Like many of us, I've faced my own battles regarding a less-than-perfect physical appearance including the misconception that being thin disqualifies the validity of my experience in the first place. I've been the last kid chosen for playground games like Red Rover, I've been derogatorily labeled a skinny bitch, and more than once (or twice or even a dozen times), I've been harshly excluded from group conversations about physical fitness with that all-too familiar dismissive rejection that generally comes in the condescending verbal form of, Oh please, you don't need to exercise!


So I learned to be quiet.


As a safeguard to my own heart, I gradually developed a mental list of topics to avoid when conversing with ladies which included subjects like eating habits, exercise routines, the process of childbirth, and, above all, finding a mutually-agreeable air temperature. I've often remained perfectly silent because, in my life, there has been absolutely no mistaking the overly-emphasized message that the skinny voice is very often a severely underrated one.


But now, I'm finished being quiet.


This week, I watched as a friend was verbally pummeled on Facebook for her casual insinuation that the Lane Bryant #ImNoAngel campaign is inappropriately shedding a negative light on Victoria's Secret models. I was utterly baffled and appalled as commenting defenders of the lingerie-line advertisement seemed completely oblivious to the very idea that the commercial was fueled by at least some degree of animosity toward women with thinner physiques.


So I pose this question to ladies of all shapes and sizes: Who told you that you're not beautiful? And what price have you paid for believing the lie?


I certainly acknowledge the fact that malnourishment and obesity are both serious issues that must be addressed on a broad scale in our society, and I know that there are unhealthy individuals on each side of the weight spectrum. However, I simultaneously wonder how we, as a collective whole, have forgotten our rightful place as the accepted daughters of a God who loves us beyond measure. Are we not fearfully and wonderfully made in His image? Have we not been freely given beauty for ashes, the oil of joy for mourning, the garment of praise for the spirit of heaviness?


Despite all of the chattering 'conversation' about acceptable body proportions, many people still seem to be emotionally left in the cold to wander aimlessly searching for some sense of personal validation. But it won't be found by looking around and comparing ourselves with one another. Rather, the answer lies in recognizing the fact that we were each designed with a particular purpose in mind and outfitted with the exact resources we need to accomplish that purpose.
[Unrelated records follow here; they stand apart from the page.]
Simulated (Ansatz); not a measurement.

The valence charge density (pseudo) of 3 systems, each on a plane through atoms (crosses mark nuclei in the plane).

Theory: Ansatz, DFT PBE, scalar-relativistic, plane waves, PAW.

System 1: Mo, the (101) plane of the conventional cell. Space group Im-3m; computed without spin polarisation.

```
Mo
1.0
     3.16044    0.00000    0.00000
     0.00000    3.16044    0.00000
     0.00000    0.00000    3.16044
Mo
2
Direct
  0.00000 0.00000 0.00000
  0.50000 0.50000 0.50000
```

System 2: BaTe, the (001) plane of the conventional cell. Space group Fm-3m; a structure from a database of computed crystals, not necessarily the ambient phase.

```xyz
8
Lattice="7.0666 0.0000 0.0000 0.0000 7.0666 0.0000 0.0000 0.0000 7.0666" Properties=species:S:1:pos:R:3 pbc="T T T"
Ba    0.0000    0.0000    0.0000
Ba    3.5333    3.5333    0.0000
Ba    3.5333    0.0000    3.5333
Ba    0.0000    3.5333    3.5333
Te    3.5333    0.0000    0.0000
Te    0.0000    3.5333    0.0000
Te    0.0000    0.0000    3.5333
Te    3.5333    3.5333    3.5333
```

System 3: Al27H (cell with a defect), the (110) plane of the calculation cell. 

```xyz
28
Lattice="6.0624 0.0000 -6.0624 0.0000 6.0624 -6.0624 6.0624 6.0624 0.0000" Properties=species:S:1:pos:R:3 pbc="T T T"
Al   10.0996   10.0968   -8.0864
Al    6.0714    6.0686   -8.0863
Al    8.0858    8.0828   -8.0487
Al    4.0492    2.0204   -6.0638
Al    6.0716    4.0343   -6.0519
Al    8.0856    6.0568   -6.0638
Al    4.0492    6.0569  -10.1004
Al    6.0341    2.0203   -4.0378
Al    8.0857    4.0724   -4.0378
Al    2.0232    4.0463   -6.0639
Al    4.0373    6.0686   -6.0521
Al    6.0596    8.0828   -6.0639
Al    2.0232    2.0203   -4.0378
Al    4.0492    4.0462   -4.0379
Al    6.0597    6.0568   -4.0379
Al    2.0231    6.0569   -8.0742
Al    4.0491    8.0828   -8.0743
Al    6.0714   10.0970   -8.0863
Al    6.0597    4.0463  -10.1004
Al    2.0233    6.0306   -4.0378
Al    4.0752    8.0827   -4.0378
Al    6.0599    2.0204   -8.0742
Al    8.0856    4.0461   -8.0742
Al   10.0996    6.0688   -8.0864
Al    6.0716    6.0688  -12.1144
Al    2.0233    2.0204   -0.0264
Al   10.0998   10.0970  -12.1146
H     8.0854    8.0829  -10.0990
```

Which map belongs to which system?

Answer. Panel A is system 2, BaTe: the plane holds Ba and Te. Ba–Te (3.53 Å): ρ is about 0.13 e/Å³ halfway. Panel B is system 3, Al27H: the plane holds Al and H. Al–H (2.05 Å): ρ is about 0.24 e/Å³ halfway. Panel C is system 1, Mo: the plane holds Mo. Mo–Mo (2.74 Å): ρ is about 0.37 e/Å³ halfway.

Decades have since gone by for me, and nothing much has changed. I'm 47 years old, 5'2" tall, and 95 pounds. I purposely made it up to 100 pounds once, but it quickly became an exhausting exercise in futility trying to be something I'm just not. So now I happily accept my own unique size. My husband visually tracks my weight and routinely makes it perfectly clear that he is pleased with my physical attributes. And if he thinks I'm sexy, then that's all that matters to me.